Sunday, March 03, 2013

Our primitive Catholic, pseudo-Gaelic State laid foundations for Magdalenes (Opinion)

http://i2.wp.com/blog.gaycatholicpriests.org/wp-content/uploads/2013/02/Magdalene-Laundries.jpgTHERE has, very properly, been a great deal of national soul-searching and agonising over the scandal of the Magdalene Laundries.

But if you want the best explanation for the very existence of the laundries, it is in a book that doesn't mention them at all, Bill McCormack's stunningly brilliant 'Dublin 1916: The French Connection'. 

 This work, through quite outstandingly original scholarship, proposes that the revolutionaries of 1916 were most powerfully influenced by a virulent and nationalistic form of Catholicism which had emerged in France in the late 19th Century.
So, what the men and women of 1916 set out to do was precisely what was then achieved in independent Ireland. Unquestioned authority over both education and health was freely handed over to the Catholic religious orders, and nobody, but nobody, was in any doubt about how those orders behaved.

The Magdalene Laundries were not some departure from the underlying spirit of 1916, they were its very embodiment. This placed authority above mercy; power above charity; submission above freedom; consensus above individuality.

The Irish State and the Irish people were thus in thrall to a militant, ultramontane Catholicism – a thraldom that was both voluntary and mandatory, a prison cell made with the willing labour of the prisoners. Perhaps no other democratic society in the world has so totally surrendered its key functions to religious orders, as well as allowing the Catholic Church to inform its entire legal ethos.

When the film censor Frank Hall – now perversely celebrated as a secular hero of RTE television – banned 'Monty Python's Life of Brian', he scribbled the explanatory note: "Contradicts teaching of the church." That was not 1929, that was 1979.

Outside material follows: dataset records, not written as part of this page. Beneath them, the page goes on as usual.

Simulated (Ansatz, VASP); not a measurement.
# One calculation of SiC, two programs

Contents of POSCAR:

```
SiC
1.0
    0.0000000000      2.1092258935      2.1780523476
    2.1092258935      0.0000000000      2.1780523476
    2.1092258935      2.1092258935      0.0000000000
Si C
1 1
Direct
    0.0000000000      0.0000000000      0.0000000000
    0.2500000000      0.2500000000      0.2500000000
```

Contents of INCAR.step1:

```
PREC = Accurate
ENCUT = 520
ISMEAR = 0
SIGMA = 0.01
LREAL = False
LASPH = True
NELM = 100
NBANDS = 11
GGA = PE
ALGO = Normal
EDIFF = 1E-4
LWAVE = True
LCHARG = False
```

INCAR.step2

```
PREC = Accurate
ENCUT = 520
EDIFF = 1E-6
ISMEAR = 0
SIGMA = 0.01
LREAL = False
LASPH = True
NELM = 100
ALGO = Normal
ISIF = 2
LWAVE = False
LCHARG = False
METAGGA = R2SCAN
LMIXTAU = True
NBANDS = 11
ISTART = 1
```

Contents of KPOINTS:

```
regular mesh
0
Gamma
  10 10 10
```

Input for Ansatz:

The politicians that made this State were, without exception, all veterans of 1916. The vision they implemented was the one that had taken them to the GPO in the first place. What kind of charity could you expect from the gunmen who turned the South Dublin Union, full of nurses minding the sick and the impoverished, into a fortress? Or from their colleagues who shot down the unarmed across the streets of Dublin? They had belief: the lives of those who did not agree with them, the non-believers, really didn't count.

And so it was in the state they created, a harshness and an intolerance that exactly echoed the vicious Catholicism of the French extreme-right, which of course had given the world the Dreyfus Affair. Indeed, the religious glorification of France and its martyrs is strangely familiar to students of the Irish history. As Bill McCormack notes: "The rhetoric of blood sacrifice that Pearse employed in verse and prose is far closer in every respect to (the French right-wing Catholics) Barres, Peguy and Sorel than it is to Tone, Davis, Mitchell of Parnell."

Socialist revisionists (including virtually all his biographers) have chosen to see James Connolly as the secular exception to the overwhelmingly Catholic and Consecratory nature of 1916. This is wishful thinking. Connolly had all the devout intolerance of a Catholic bigot. 

In 1911, he lived in South Lotts Road in Dublin, along with about 120 other families – around 40pc Protestant, 60pc Catholic. It is one of the many triumphs of the "republican" cause that within a generation, most of the Protestants would have vanished.

Similarly, converting the institutions of the new state to Catholicism was clearly the goal of the veterans of 1916. The lower middle-class clerks and the landless younger sons of small farmers had a vision, and they followed it. The post-independence institutions of Ireland did not just happen, but resulted from the implementation of a generally agreed political will.
The outcome was a primitive Catholic, pseudo-Gaelic state, in which both dissent or "immorality" were savagely punished, within an all-pervading culture of physical violence. 

So the Magdalene Laundries and the industrial schools were in their own way the very quintessence of post-independence Ireland, one that even followed the children of exiles who fled these barren shores.

The most searing works of the English playwright Mary O'Malley are based on the brutality of the Irish nuns who educated her. Dusty Springfield, aka Mary O'Brien, similarly rejected her own Irishness, largely because of the sadism she experienced in her convent school in London. Indeed, the most violent teachers in my English childhood were, I'm sorry to say, usually Irish.

To apologise to the victims of the Magdalene Laundries today, and then to proclaim the glories of 1916 tomorrow, is as hypocritical as deploring 9/11 one day and praising the good intentions of Osama bin Laden the day after. Which of course doesn't mean it won't happen: after all, we do sanctimonious hypocrisy pretty well, when required.